Hi, Jan.  We haven't talked in quite a while, 27 years I think.

What you're arguing has its counterpart in physics.  We could with
Hamilton postulate an independent notion of momentum, as half the basis
of Hamiltonian mechanics, position constituting the other half.  But we
could just as well deny the independent existence of momentum and instead
obtain it as the product of mass with velocity, and further obtain the
latter as the derivative of position with respect to time, the basis for
Lagrangian mechanics.  Both points of view are not only valid but useful.
Furthermore we know in great detail how to pass between them.

By the same token we can, according to a popular thesis, reduce all
thought to the mechanics of the thinker.  But it is sometimes useful
to postulate a "domain of thought" and make a connection between the
process of thinking and its referent.

The model theory of first-order reasoning can be understood as
characterizing the connection between first-order formulas and relational
structures in remarkable detail.  Equations and algebras enjoy a similar
connection.  Each side of model theory, the formal and the platonic,
can be understood as having an independent existence, yet with each
perfectly mirroring the other.  Which side of the mirror is real is not
as cut-and-dried with the mirror that reflects logic and mathematics in
each other as with the mirror on the wall.

>The main meaning of "abstract" which I know is "admits many interpretations".

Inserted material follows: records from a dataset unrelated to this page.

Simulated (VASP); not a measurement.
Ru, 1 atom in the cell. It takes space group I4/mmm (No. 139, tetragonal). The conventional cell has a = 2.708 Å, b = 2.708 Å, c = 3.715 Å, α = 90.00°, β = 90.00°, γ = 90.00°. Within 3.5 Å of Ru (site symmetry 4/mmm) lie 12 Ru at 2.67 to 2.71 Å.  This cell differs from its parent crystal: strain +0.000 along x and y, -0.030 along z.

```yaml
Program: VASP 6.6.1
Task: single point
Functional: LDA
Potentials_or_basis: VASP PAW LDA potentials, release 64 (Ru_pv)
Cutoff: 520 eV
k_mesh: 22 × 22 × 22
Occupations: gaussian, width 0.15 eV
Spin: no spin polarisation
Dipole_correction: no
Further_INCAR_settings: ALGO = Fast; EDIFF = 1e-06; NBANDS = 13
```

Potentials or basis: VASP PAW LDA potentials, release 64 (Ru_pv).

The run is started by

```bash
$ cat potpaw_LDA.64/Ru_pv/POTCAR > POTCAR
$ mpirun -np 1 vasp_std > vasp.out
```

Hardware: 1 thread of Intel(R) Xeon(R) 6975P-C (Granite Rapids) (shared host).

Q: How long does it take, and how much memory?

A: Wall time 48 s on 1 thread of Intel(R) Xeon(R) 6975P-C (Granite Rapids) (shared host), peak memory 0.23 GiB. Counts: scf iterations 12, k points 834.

That's the meaning of "ambiguous."  Identifying the abstract with the
ambiguous does both a great injustice.  Any actor whose depiction of
the death of Macbeth is open to interpretation invites chuckles from
the audience.  When done properly there is only one interpretation,
that Macbeth is now dead (and the actor presumably still alive).

My sense is that you are reluctant to pass from "the actor depicts the
death of Macbeth" to "Macbeth dies."  But like the passage from Lagrangian
to Hamiltonian mechanics, this too can be a useful passage.